[131a-010]

1818 March 22 +

Parl Reform Answer to Antiballotists

2 o

9

9

Argum {for continuing[?] tyranny the insincerity produced by the endeavour to escape from it.}

Such being the evils, moral as well as political, attached to the open mode, what are those which by the Antiballotists have been imputed to the secret mode?

1. In the first place stands the alledged insincerity. What is this insincerity? It is the insincerity, practiced by him, who, under the proposed secret mode, anxious to escape from the tyranny, his deliverance from which is the object aimed at by the secret mode, finds or fears it to be out of his power so to do, any otherwise than at this unpleasant price. To preserve him from this tyranny is the object of the secret mode: of that mode which by the supposition is for that very purpose established by law.

But, so close and adhesive is the gripe of this tyranny, all that the law has regarded itself as able to do for his […?], has not of itself been found sufficient. To supply the deficiency in what the law has been able to do for his emancipation, what, according to the supposition, does the destined slave? Giving effect to the known wishes and endeavours of the law, he accomplishes his own […?]: he fulfills the law; he fulfills it though at this degrading and unpleasant price.

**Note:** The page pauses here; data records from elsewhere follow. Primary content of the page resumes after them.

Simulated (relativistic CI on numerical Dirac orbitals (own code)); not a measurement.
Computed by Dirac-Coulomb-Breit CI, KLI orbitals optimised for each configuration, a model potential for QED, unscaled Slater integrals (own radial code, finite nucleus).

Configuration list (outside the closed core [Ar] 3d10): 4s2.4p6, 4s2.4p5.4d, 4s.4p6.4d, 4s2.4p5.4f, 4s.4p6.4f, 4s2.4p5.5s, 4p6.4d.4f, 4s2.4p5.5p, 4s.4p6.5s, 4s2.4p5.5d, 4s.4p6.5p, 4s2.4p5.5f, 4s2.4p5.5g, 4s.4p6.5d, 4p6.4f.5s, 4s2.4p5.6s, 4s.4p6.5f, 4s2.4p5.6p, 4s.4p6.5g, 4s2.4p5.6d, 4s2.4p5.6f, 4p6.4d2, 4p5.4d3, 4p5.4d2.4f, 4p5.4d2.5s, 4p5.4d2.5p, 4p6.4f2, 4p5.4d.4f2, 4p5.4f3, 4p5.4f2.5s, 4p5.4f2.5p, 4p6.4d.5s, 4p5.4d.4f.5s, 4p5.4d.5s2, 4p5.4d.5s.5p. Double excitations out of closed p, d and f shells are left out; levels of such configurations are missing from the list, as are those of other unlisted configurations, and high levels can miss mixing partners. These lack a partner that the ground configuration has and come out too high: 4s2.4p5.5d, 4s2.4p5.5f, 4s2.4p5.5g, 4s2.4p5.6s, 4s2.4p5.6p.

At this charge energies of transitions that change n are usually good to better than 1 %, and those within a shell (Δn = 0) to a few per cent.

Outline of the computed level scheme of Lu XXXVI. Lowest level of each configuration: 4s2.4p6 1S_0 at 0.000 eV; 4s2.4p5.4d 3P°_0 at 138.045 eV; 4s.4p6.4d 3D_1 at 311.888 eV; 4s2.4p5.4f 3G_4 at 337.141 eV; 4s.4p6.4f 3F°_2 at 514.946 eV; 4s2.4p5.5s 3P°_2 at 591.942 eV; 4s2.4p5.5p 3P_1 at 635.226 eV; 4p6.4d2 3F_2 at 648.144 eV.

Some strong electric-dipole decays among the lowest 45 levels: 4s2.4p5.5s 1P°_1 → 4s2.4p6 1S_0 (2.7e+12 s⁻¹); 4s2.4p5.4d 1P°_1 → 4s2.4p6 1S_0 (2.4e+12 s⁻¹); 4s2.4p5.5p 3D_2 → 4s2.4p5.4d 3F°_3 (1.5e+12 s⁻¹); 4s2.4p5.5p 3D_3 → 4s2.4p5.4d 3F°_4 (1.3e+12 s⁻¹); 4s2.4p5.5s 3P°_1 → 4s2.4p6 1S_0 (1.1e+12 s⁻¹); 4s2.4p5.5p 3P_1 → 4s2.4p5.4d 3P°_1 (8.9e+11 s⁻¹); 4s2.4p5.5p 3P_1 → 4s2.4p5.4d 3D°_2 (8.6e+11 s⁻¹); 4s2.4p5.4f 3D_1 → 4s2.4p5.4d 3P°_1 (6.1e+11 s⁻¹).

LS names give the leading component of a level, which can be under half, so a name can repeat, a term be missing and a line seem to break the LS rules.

Such is the state of things, and so distressing is his situation under it, he is reduced to make his option between immorality and immorality. He sees before him immorality in two shapes: one, in which it is productive of ulterior evils in addition to itself, and operates in opposition to the known wishes of the law: the other, in which it is productive of no such evils, and operates in conformity to and to the accomplishment of, the known wishes of the law. He produces the lesser evil it is true: but by doing so he excludes the greater evil: and that an evil which could not otherwise be excluded.